Dan, you said that “as a Couch Potato investor you’re probably only making a few trades a year…”
I don’t want to get off the topic of your above article , but if you don’t mind my asking you here:
Wouldn’t the majority of Couch Potato investors make several trades a year? At least the ones who enjoy low-transaction costs with discount brokerages such as Questrade?
You reviewed several brokerages in your excellent June article in MoneySense and a few of these brokerages allow you to buy ETFs at no cost.
For Couch Potato investors buying ETFs at no cost then, would you recommend that we buy ETFs as soon as we have the money to invest — say every 2 weeks when we get our paychecks?
Maybe we don’t need to fuss every 2 weeks to make sure that our asset allocation is perfect? If our desired asset allocation is, say, one third into each of Canadian, US, and international equities, then maybe we could just invest in Canada for month 1, US in month 2, international in month 3 and repeat?
Then maybe we could do a more rebalancing once a year?
I am a little confused. I get the need to have limit orders, but is there truly a need in a broad based ETF to avoid after hours trading? Since one of the benefits of an ETF is diversification, then even if one company posts news that affects their stock price, the overall effect should be minimal. For example, if Bell Canada posts a surpise that causes the price of BCE to jump up, I would not expect XIC to have the same change as there are many other stocks in that ETF.
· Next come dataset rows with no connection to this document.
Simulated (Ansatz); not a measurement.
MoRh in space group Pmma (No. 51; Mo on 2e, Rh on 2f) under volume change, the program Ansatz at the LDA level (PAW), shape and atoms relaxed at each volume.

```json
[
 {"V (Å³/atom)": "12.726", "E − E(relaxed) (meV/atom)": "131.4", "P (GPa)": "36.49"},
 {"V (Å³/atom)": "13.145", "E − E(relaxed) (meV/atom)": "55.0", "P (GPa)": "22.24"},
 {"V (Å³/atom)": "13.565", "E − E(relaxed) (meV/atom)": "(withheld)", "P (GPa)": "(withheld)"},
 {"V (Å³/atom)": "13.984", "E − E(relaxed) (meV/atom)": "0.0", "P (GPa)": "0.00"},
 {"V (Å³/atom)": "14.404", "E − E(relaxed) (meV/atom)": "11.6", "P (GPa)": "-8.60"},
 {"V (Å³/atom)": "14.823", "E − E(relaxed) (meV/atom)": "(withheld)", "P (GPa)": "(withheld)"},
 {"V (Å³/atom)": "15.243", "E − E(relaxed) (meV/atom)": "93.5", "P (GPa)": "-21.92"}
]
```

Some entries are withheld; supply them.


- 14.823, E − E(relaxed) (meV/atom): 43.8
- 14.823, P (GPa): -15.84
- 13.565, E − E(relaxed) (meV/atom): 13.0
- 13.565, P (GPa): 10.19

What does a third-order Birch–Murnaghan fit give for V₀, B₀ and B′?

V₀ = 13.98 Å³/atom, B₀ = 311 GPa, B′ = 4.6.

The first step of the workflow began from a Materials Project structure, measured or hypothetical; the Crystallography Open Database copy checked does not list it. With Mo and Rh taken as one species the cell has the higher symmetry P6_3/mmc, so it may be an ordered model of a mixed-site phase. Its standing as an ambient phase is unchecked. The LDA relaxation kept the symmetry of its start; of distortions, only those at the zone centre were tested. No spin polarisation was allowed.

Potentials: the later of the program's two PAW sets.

@Kevin: Certainly if your brokerage offers commission-free trades you can afford to make more transactions. If you’re contributing every two weeks and paying no commissions, then sure, it makes sense to simply invest the cash as soon as its in the account. As you say, you can keep your portfolio balanced by simply adding the money to whatever asset class is furthest below its target. If the portfolio is small this may be all the rebalancing you need to do. (At some point when the portfolio is large relative to the biweekly contributions, this may not be enough.)
@Mike D: The issue is not the behavior of a single company. The potential problem has to do with distortions that can cause an ETF’s market price and its NAV to temporarily diverge. These are most likely to occur in the opening minutes of trading, which is exactly when an after-hours order would be filled. There may also be a significant move in the broad market that causes prices to open sharply higher or lower, which may leave you with an unfilled order.
I don’t mean to imply that an after-hours limit order is courting all-out disaster, especially if the order is relatively small. But it is certainly less than optimal. While working with DIY clients we have made many trades that are five or six figures, and in these cases you really don’t want to leave anything to chance.
This seems like unneeded caution to me. I sometimes buy or sell this way–i.e. via after-hours orders on Qtrade–and I sometimes leave my price up for several days or a week, if needed. If I set a limit on a buy, then Qtrade will buy for me at either the market rate or my upper limit, whichever is lower. If it’s a sell, they will sell at either my low-end limit or the market price, whichever is higher. This allows me to decide what I’m willing to buy or sell for, and with a little patience, I usually get it. Sudden price fluctuations either make no difference, or work in my favour. Why is this practice not a good idea?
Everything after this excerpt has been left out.